That said, none of these caveats undercut this central finding: a surprisingly large number of Americans have a misdemeanor conviction, with (as this report will show) serious consequences. Even if the misdemeanor population were half as high as is estimated here — in the 20 million range, for example, due to a higher than expected rate of intra-year recidivism — the total would remain shocking, and the policy implications would be unchanged. Research on the misdemeanor system is in its earliest phases. Hopefully, this estimate will lead people to undertake the data collection efforts needed to support further research and will be refined in future studies.

This analysis offers a way of understanding the scale of mass incarceration in the United States that is more detailed than past research. Of the more than 70 million people with a criminal record today, tens of millions have experienced some of the most severe sanctions known to the criminal justice system — imprisonment or conviction of a felony. And tens of millions more must contend with the stigma of a misdemeanor conviction, which, while less severe, still harms one’s ability to find a stable job.
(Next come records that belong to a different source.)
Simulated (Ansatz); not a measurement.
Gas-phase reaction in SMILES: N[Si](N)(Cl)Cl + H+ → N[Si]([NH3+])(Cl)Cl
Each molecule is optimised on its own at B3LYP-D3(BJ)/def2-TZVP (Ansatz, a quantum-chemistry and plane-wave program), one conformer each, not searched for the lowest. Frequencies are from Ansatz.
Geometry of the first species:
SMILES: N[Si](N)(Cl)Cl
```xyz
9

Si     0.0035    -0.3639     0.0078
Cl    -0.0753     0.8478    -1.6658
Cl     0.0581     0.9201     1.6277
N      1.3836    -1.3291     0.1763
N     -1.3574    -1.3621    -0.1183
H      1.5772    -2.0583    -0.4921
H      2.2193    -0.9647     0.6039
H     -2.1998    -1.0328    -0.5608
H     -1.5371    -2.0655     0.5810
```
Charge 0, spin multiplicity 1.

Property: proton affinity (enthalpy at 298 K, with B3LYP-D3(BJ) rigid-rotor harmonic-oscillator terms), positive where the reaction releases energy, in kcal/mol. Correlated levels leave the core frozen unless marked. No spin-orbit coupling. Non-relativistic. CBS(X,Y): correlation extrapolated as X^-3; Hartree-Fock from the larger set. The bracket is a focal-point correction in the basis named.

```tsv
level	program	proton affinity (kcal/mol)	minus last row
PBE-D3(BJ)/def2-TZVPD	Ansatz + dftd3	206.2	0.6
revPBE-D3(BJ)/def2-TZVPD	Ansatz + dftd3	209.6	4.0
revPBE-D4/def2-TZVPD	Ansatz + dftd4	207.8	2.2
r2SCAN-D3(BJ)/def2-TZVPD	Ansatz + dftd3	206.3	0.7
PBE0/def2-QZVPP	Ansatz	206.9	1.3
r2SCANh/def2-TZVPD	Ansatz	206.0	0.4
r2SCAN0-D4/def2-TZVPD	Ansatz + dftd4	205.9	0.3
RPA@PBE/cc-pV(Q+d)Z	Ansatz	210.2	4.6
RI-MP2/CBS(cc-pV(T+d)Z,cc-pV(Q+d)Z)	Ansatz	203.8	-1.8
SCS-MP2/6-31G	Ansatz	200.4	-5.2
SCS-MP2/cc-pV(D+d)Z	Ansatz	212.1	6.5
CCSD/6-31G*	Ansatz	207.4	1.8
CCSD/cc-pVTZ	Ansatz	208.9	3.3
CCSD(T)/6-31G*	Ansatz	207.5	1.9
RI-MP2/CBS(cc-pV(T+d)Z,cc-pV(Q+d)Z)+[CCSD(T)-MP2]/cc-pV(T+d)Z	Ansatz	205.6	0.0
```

>> America’s sprawling criminal justice system can affect someone’s life, directly or indirectly, in any number of ways. This report focuses on misdemeanor convictions, felony convictions, and imprisonment, presuming that these interactions are likely to affect someone’s long-term earnings. Why, though, do conviction and imprisonment affect earnings? And why does imprisonment have a particularly strong effect? Researchers have suggested the following theories, among others:

  • Stigma. A criminal record may deter employers from making a job offer or even conducting an interview. According to one 2018 survey, 95 percent of employers conduct some form of background check on job candidates. 37 Perhaps as a result, applicants with a criminal record are around 50 percent less likely to receive a callback interview, depriving them of even the chance to explain their history. 38 Some research suggests that the type of criminal conviction determines the severity of the stigma. 39 Even so, conviction or incarceration no matter the cause may contribute to extended periods of joblessness, resulting in a high unemployment rate among the justice-involved population (estimated at 27 percent for formerly imprisoned people). 40 They may also lead people to accept jobs that pay less or offer fewer advancement opportunities than positions they might have otherwise found. 41
  • Legal barriers to work. As explored in more detail below, some jobs require occupational licenses, and thousands of rules limit access to licenses for people with a criminal record. 42 These rules may prevent formerly justice-involved people from securing work in lucrative fields and in fields where they have expertise. For example, California trains imprisoned people to be elite firefighters, but legal restrictions bar many from joining that profession upon release. 43
  • Missed opportunities. The preceding two factors describe challenges faced by anyone with a criminal record. But people returning from prison or prolonged jail incarceration encounter additional hurdles. For one, time spent incarcerated means time out of the workforce and time not spent accumulating the skills or social connections needed to find or succeed in a job (what economists call “human capital”). 44 And those effects stack over time: according to one analysis, each additional year of imprisonment reduces by nearly 4 percentage points the likelihood that a person will find post-release employment. 45 While research in this field tends to focus on the effects of prison, one new study suggests that jails may have similarly damaging effects. 46
  • Mental and physical health. Incarceration jeopardizes health and well-being. 47 People who need health care while in prison, for example, may not receive high-quality treatment or any treatment at all. 48 Health conditions and problems often persist after release, making it that much harder to find and keep a stable job. 49 The dehumanizing experience of prison itself, and the behaviors people must adopt to survive, may also make it difficult to succeed in the workforce. 50

II. The Effect of Conviction and Imprisonment on Annual Earnings

This report now evaluates how the earnings of these three populations are affected by involvement with the criminal justice system. Drawing on survey data, it finds that misdemeanor convictions are associated with a small earnings reduction, felony convictions are associated with a moderate reduction, and imprisonment is associated with a severe one. 1

Many researchers have studied the effect of incarceration on earnings. This report adds to that understanding by also estimating the effect of felony and misdemeanor convictions. First, this section estimates the effect of conviction and imprisonment on annual earnings. The next section explores how these effects add up over a lifetime.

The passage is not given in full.